(Est. 1924) “The League Against Cruel Sports is an animal welfare charity that campaigns against sports such as bullfighting, fox hunting and hare coursing. It also campaigns to ban the manufacture, sale and use of snares, and for an end to greyhound racing, commercial game shooting and trophy hunting. Famous supporters include comedian Ricky Gervais, Jo Brand, John Bishop, Sir David Jason and Gemma Atkinson.” (Wikipedia)
ASHA (Gloucestershire, England)
Determined to uncover who the League really is and to get to the heart of the issue, ASHA identified that the charity is about changing human behaviour towards animals, rather than just about the animals themselves, and created the generative idea of ‘Humanity for Animals’. Like many charities, the League had previously portrayed animals as tortured victims, often leaving audiences feeling powerless themselves. ‘Humanity for Animals’ creates the distinction that the League needed – it’s all about acting for animals as anyone should, who is truly human.

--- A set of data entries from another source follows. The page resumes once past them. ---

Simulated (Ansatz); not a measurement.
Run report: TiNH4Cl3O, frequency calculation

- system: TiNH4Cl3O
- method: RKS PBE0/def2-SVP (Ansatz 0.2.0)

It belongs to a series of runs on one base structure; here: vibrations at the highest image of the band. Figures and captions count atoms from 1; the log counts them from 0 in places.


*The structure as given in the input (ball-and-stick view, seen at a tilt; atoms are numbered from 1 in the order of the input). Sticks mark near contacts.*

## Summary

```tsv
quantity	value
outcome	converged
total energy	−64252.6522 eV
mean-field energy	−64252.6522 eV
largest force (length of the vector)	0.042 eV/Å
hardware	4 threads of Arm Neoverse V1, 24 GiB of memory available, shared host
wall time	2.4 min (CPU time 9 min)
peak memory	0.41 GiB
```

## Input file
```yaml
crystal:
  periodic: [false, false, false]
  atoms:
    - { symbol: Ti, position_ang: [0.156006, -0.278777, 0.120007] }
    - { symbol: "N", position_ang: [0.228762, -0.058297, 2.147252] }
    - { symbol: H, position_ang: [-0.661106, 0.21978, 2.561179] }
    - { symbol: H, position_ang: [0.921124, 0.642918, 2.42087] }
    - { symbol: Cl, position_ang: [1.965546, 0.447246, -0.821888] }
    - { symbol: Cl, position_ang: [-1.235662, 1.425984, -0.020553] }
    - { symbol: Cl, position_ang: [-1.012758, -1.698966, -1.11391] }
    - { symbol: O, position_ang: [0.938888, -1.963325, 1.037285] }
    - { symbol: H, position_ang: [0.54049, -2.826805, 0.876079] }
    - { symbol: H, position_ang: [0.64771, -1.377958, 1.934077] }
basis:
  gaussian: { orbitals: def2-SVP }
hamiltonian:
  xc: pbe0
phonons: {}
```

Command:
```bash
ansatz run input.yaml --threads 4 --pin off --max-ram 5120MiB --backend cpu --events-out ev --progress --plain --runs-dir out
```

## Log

ASHA created a visual positioning that shows the joy in the human and animal relationship, with the thought of ‘Soul to Soul’. This photographic style banishes the weak and helpless creature persona, and instead adopts a positive, dignified and confident stance. In essence, ASHA wanted to do the animal justice, replicating how you as a human would want to be portrayed. By depicting the animals in this light, it really makes audiences consider the inhumanity behind torturing such beautiful creatures.
Images (opinion after)
The old logo focused more on the alarmist nature of its cause, with a roughed up, bloody (in color if not necessarily execution) paw. Which has its merits in that it demands attention and brings to bear the atrocity of animal abuse. The new logo is more about empowering the audience, with a superhero-like shield, that turns everyone into a potential hero when supporting this charity. The icon and wordmark could use a lot more finesse but the basic premise is great. It evolves the original paw-heart icon, keeping its equity, and it’s tightly fitted into a shield that works perfectly with the pointy end of the heart. I was actually being kind to the wordmark… it’s super bland. It would have been so easy to just choose a more interesting typeface. The applications look great with the striking photography of animals against black backgrounds, which make the logo and typography stand out nicely. I would wear that pin in a heartbeat too. Overall, a solid evolution in concept — could have used some more graphic superpowers to take it to the next level.